On Monday, September 11, Tri-Union Seafoods LLC, the US subsidiary of Thai Union Group, announced it blew the whistle on competitors in the US Department of Justice’s (DOJ) investigation of the packaged seafood industry. The “Chicken of the Sea” canned tuna manufacturer also said it received conditional leniency from DOJ in exchange for its cooperation.WHAT HAPPENED:
- In 2015, DOJ began investigating the packaged seafood industry for anticompetitive conduct, including price fixing. DOJ’s investigation followed a failed merger between Thai Union and Bumble Bee Foods LLC.
- In May 2017, Bumble Bee pleaded guilty to violations of Sherman Act Section One. Bumble Bee agreed to fix the price of shelf-stable tuna fish from as early as the first quarter of 2011 through at least the fourth quarter of 2013. The company agreed to pay a $25 million fine, which was substantially reduced to protect the company from insolvency. Two Bumble Bee executives also pleaded guilty.
- In June 2017, a former StarKist Co. sales executive pleaded guilty to price fixing.
- Private plaintiffs filed class action complaints in October 2016 alleging antitrust violations in the packaged seafood industry. The private plaintiffs represent grocery retailers who sold packaged tuna to US consumers.
- Despite the significant costs of participating in DOJ’s Corporate Leniency Program, leniency recipients continue to receive significant value for their cooperation. Conditional leniency recipients like Tri-Union and their employees will not face criminal fines, jail time or prosecution.

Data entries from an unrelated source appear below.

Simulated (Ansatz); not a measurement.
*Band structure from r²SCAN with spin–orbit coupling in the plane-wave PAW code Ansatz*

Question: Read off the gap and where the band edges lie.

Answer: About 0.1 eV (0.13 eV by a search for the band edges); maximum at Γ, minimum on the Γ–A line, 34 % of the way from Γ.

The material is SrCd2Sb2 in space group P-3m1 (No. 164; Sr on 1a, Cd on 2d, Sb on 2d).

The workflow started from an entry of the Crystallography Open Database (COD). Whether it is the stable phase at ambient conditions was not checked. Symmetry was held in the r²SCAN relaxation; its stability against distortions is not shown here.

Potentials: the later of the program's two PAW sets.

- Full cooperation with DOJ’s program will place heavy demands on leniency applicants, including gathering and translating foreign documents, bringing foreign witnesses to the United States for interviews and testimony, and providing several attorney proffers.
- It is critical to have a robust compliance program in place to detect any potential or actual violations of antitrust law. Such a program will allow a company to investigate any potential misconduct and, if necessary, report it to DOJ. Time is of the essence when seeking leniency with DOJ’s Corporate Leniency Program.
- Companies contemplating acquisitions should consider whether any problematic antitrust conduct could arise during the merger review and result in a subsequent criminal investigation.